Dangling modifiers are just as gross and ridiculous as they sound. Dangling… just… ew.
You know you have a serious problem when the person or thing you are trying to modify isn't even in your sentence. That's like milk duds without popcorn. Or something.
Dangling modifiers do not clearly describe or explain any part of the sentence. They come about when you take for granted that the reader will understand exactly what you are talking about. The sentence may imply the subject of your modifying word or clause, but you still need to state it in the passage.
There are two common ways to revise dangling modifiers, and both are virtually painless:
Add a word or words that the modifier clearly describes. Place the new material just after the modifier, and rearrange other parts of the sentence as necessary.
Enjoying the crisp fall breeze, the leaves floated to the ground in swirls of orange and gold.
Enjoying the crisp fall breeze, Janet watched the leaves float to the ground in swirls of orange and gold.

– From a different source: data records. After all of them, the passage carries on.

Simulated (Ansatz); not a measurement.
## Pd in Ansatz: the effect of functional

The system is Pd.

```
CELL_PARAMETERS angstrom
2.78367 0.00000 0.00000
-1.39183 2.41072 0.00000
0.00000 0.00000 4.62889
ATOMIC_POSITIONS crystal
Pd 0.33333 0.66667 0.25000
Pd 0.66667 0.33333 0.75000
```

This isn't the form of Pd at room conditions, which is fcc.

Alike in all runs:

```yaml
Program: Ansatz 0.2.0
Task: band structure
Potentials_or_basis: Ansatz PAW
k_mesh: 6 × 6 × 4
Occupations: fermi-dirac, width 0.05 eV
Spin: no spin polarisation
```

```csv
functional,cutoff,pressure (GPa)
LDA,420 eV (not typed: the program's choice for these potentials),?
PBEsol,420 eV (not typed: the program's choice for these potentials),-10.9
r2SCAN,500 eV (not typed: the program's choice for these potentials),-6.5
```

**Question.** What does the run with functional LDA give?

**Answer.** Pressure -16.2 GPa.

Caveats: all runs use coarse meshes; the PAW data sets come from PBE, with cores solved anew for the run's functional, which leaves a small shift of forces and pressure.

Wow, that is some poetic description in the first sentence. And if it were a poem, there might not be a grammatical error (emphasis on "might.") The poet might be personifying the leaves by saying that they—yup, the leaves—are enjoying the crisp fall breeze.
But it isn't a poem, so what we have there is dangling modifier. The first part of the sentence, enjoying the crisp fall breeze, is modifying a subject who isn't present—presumably someone who's watching those beautiful leaves fall while enjoying the breeze. The second sentence is correct because we've added that subject, Janet, who loves autumn leaves and pumpkin spice lattes. Janet, you're so basic.
Change the dangling modifier to a dependent clause.
While playing Donkey Kong Country, the pizza burned.
While Jeremy was playing Donkey Kong Country, the pizza burned.
There is nothing worse than wasted pizza. Nothing. Except for a dangling modifier… and we have one in the first sentence. It suggests that the pizza was playing video games. And while pizza may hold a special place in our hearts, it definitely can't hold a Wiimote.
In the second sentence, we've fixed the dangling modifier by adding Jeremy was, which changes the modifier to a dependent clause. Now it's clear that Jeremy is a Grade-A pizza-waster who should be locked up for crimes against pepperoni.